In a city where trash-filled neighborhoods have earned it the nickname "Filth-adelphia," it's a story that makes city residents want to tear their hair out.

"Why they picked on me," says Margaret Kulla, " I have no idea."

She's 90-years-old and walks with a cane.

But Kulla is, figuratively speaking, hopping mad!

"The way I'm treated, like I was nothing- just an old piece of you-know-what!"

The elderly Fox Chase woman is talking about the $50 citation she received from the city's Streets and Walkways Education and Enforcement Program-- SWEEP-- for placing her trash out too early.

"They (the trash police) don't know how old I am," Kulla told FOX 29's Bruce Gordon.

And they don't know her circumstances.

Margaret can't get down her back stairs and drag the trash can the 15 feet from her garage to the edge of her short driveway in the back alley she shares with homes on Benson Street.

So, her caretaker, Justine Jean Baptiste, showed us how SHE takes the trash out when she leaves the house around noon each Wednesday-- for the Thursday morning pick-up.

Technically, that's five hours too early. But they've been doing it this way for several years.

Has Margaret ever gotten any kind of warning notice that she was breaking the rules?

"No," she says. "Nothing."

Philadelphia trash collection rules vary by neighborhood.

Generally, trash cans may be put our no earlier than 7 p.m. the night before pick-up. In Margaret's neighborhood they can go out as early as 5 p.m.

The goal is to limit the time the cans sit out, so they don't block the sidewalks for pedestrians.

In fact, Margaret's citation suggests that's the reason for her fine.

But the photo on the citation clearly shows her can sitting on a patch of grass at the edge of her property.

It's not blocking anything.

Her alleyway has no sidewalks-- it's basically a shared driveway.

Margaret says she called the Streets Department to explain her situation.
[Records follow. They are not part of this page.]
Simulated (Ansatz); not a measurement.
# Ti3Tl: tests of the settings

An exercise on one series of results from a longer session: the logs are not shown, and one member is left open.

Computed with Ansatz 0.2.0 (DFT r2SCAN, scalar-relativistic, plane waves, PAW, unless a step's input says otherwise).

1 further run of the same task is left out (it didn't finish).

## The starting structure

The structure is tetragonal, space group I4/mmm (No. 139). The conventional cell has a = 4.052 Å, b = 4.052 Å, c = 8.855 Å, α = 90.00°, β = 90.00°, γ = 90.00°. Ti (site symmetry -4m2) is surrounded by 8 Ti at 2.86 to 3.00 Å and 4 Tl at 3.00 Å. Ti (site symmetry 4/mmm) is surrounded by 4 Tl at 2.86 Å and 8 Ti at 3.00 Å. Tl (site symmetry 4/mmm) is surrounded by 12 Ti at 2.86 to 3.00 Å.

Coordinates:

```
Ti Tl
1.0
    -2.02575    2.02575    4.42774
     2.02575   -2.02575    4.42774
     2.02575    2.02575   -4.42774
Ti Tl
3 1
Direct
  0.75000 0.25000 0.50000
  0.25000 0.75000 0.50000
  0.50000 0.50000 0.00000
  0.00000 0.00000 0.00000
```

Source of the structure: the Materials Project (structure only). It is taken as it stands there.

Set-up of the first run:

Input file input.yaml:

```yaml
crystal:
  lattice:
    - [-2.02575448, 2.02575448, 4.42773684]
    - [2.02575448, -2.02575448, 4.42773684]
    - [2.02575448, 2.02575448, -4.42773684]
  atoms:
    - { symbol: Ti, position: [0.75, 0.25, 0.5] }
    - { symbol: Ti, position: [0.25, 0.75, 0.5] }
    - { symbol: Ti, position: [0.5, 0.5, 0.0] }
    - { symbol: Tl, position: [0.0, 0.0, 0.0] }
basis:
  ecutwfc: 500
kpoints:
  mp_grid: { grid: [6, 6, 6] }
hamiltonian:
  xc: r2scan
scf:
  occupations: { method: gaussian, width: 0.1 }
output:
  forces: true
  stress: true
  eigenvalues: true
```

"So you know what she says? 'I don't care how old you are. This is the rules, and you have to abide by the rules! It's frustrating. Look, I can't throw away $50 just like that. You know what I mean? After all, I'm on a limited income."

FOX 29s Gordon spent much of Wednesday afternoon on the phone with the Philadelphia Streets Department, pleading Margaret's case, and they are not willing to budge.

There's no question the can was put out early.

The clock doesn't lie.

But in this case, there are extenuating circumstances.

And this is the kind of situation that drives Philadelphians crazy: some neighborhoods are buried in garbage, with no apparent enforcement of the rules, while a 90-year-old woman gets a ticket for putting her can out early in a spotless alleyway.